Remix.run Logo
gdiamos 4 hours ago

I'm not sure why the article dismisses cost.

Let's say X=10% of the GPU area (~75mm^2) is dedicated to FP32 SIMD units. Assume FP64 units are ~2-4x bigger. That would be 150-300mm^2, a huge amount of area that would increase the price per GPU. You may not agree with these assumptions. Feel free to change them. It is an overhead that is replicated per core. Why would gamers want to pay for any features they don't use?

Not to say there isn't market segmentation going on, but FP64 cost is higher for massively parallel processors than it was in the days of high frequency single core CPUs.

thesz 15 minutes ago | parent | next [-]

  > Assume FP64 units are ~2-4x bigger.
This is wrong assumption. FP64 usually uses the same circuitry as two FP32, adding not that much ((de)normalization, mostly).

From the top of my head, overhead is around 10% or so.
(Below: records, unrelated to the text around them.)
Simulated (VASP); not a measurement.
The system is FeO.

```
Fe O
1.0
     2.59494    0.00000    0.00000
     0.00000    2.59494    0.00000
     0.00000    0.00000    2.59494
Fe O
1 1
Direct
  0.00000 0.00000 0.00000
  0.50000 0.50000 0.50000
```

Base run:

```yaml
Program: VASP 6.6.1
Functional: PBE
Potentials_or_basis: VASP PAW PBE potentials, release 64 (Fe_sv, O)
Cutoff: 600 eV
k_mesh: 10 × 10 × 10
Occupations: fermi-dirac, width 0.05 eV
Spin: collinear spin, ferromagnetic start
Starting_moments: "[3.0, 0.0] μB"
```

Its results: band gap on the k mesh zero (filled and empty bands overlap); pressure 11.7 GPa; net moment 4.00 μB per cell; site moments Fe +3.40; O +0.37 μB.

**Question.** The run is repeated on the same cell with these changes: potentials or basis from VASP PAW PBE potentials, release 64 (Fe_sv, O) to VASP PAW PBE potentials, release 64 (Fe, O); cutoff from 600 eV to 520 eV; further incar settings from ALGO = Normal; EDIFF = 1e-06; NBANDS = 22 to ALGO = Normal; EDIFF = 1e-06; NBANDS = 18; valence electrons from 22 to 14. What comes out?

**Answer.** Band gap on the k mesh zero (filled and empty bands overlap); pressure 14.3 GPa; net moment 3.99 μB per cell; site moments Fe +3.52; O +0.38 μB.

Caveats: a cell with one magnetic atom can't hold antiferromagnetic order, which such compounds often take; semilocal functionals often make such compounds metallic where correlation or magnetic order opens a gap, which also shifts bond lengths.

  > Why would gamers want to pay for any features they don't use?
https://www.youtube.com/watch?v=lEBQveBCtKY

Apparently FP80, which is even wider than FP64, is beneficial for pathfinding algorithms in games.

Pathfinding for hundredths of units is a task worth putting on GPU.

wtallis 3 hours ago | parent | prev | next [-]

> Assume FP64 units are ~2-4x bigger.

I'm pretty sure that's not a remotely fair assumption to make. We've seen architectures that can eg. do two FP32 operations or one FP64 operation with the same unit, with relatively low overhead compared to a pure FP32 architecture. That's pretty much how all integer math units work, and it's not hard to pull off for floating point. FP64 units don't have to be—and seldom have been—implemented as massive single-purpose blocks of otherwise-dark silicon.

When the real hardware design choice is between having a reasonable 2:1 or 4:1 FP32:FP64 ratio vs having no FP64 whatsoever and designing a completely different core layout for consumer vs pro, the small overhead of having some FP64 capability has clearly been deemed worthwhile by the GPU makers for many generations. It's only now that NVIDIA is so massive that we're seeing them do five different physical implementations of "Blackwell" architecture variants.

jcranmer 3 hours ago | parent | prev | next [-]

> Assume FP64 units are ~2-4x bigger.

I'm not a hardware guy, but an explanation I've seen from someone who is says that it's not much extra hardware to add to a 2×f32 FMA unit the capability to do 1×f64. You already have all of the per-bit logic, you mostly just need to add an extra control line to make a few carries propagate. So the size overhead of adding FP64 to the SIMD units is more like 10-50%, not 100-300%.

wmf 4 hours ago | parent | prev [-]

Why would gamers want to pay for any features they don't use?

Obviously they don't want to. Now flip it around and ask why HPC people would want to force gamers to pay for something that benefits the HPC people... Suddenly the blog post makes perfect sense.

rustyhancock 3 hours ago | parent [-]

Similar to when Nvidia released LHR GPUs that nerfed performance for Ethereum mining.

NVIDIA GeForce RTX 3060 LHR which tried to hinder mining at the bios level.

The point wasn't to make the average person lose out by preventing them mining on their gaming GPU. But to make miners less inclined to buy gaming GPUs. They also released a series of crypto mining GPUs around the same time.

So fairly typical market segregation.

https://videocardz.com/newz/nvidia-geforce-rtx-3060-anti-min...